The increasing recognition of the importance of ESG, the world over, is growing continuously, with factors impacting ESG having a bearing on the decision-making process. It is at a nascent stage in India. However, it has already started impacting decision-making and valuation of companies, as many prospective investors focus on ESG standards of the company, before deciding to make an investment. It has also become a part of the Board agenda, with companies increasingly becoming aware that failure to address any concerns relating to ESG could be detrimental to their business, both financially and reputationally.

To further reinforce their ESG goals, and in turn their performance on these parameters, some companies have started to explore opportunities to collaborate with competitors, customers and suppliers, for setting standards in relation to elements of ESG, as also to cooperate in order to mitigate risks that may arise. Competitive forces are driving companies to collaborate in order to achieve goals, such as expanding into foreign markets, funding expensive R&D, and lowering of costs in general.

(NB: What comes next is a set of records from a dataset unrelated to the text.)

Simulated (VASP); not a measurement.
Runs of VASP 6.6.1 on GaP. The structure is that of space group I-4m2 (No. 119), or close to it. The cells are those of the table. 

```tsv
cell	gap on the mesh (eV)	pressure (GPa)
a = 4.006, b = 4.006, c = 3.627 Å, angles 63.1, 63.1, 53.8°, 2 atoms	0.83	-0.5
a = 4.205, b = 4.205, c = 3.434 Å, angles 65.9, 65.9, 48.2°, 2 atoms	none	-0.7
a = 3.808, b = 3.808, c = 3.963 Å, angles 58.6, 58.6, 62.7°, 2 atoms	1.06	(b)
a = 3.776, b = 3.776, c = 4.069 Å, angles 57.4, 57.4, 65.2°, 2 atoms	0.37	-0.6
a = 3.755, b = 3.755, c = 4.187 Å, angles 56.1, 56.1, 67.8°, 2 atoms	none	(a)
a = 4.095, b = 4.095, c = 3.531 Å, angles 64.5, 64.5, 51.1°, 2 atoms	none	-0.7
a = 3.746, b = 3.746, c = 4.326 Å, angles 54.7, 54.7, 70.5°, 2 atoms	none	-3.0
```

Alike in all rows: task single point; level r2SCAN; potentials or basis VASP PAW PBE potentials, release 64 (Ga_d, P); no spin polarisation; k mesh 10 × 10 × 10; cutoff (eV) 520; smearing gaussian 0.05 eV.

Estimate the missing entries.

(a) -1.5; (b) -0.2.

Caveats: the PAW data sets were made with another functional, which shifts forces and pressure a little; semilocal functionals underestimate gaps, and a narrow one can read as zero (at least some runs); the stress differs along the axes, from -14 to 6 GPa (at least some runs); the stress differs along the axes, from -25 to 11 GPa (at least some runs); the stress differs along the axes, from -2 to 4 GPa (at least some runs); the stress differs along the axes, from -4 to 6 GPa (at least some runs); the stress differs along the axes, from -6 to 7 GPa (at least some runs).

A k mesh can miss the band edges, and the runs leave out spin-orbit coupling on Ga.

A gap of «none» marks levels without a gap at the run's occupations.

Some ESG activities, when they bring together competitor companies, have the potential to give rise to antitrust risk. Antitrust laws are laws that are designed to ensure that businesses compete fairly. An antitrust risk arises when competitors combine to such a degree that they no longer act independently, or when their collaboration gives them the ability to jointly have disproportionate market power. In the past, it was hard to believe that efforts on the ESG front could give rise to antitrust risk.

At the global level, OECD, in December 2020, held a roundtable on sustainability and competition, with contributions from six countries, four of them being from Europe. A number of countries, especially from Europe, have published guidelines/ working papers on the compatibility of sustainability initiatives with competition law. They are also considering regulations and guidelines to assess agreements among competitors (horizontal agreements) or among suppliers and distributors (vertical agreements).

One of the best ways being thought of to prevent an antitrust risk is to sign Sustainability agreements with competitors. These agreements aim at identification, prevention, restriction or mitigation of the negative impact of economic activities on people, animals, the environment, or nature. Sustainability agreements among competitors may have no/negligible impact on competition, and should not normally create an antitrust risk. However, many companies are still reluctant to engage in any cooperation with competitors because they fear that any collaboration with competitors may carry antitrust risks. In addition to such agreements, companies could consider implementing policies to prevent sharing of confidential information and to prevent conflict of interest.

The law in India that focuses on antitrust is the Competition Act, 2002 (Act), which regulates businesses in India in order to ensure a level playing field for all companies, and effective competition in the market. The intent of the Act is to promote competition, protect the interest of consumers, ensure freedom of trade and prevent practices having an appreciable adverse effect on competition. Although the antitrust risk is not yet widespread in India, in comparison with other countries, the Regulator must be prepared for it. The goal should be to ensure that companies compete vigorously and fairly in the market, without there being any unreasonable restraint on trade.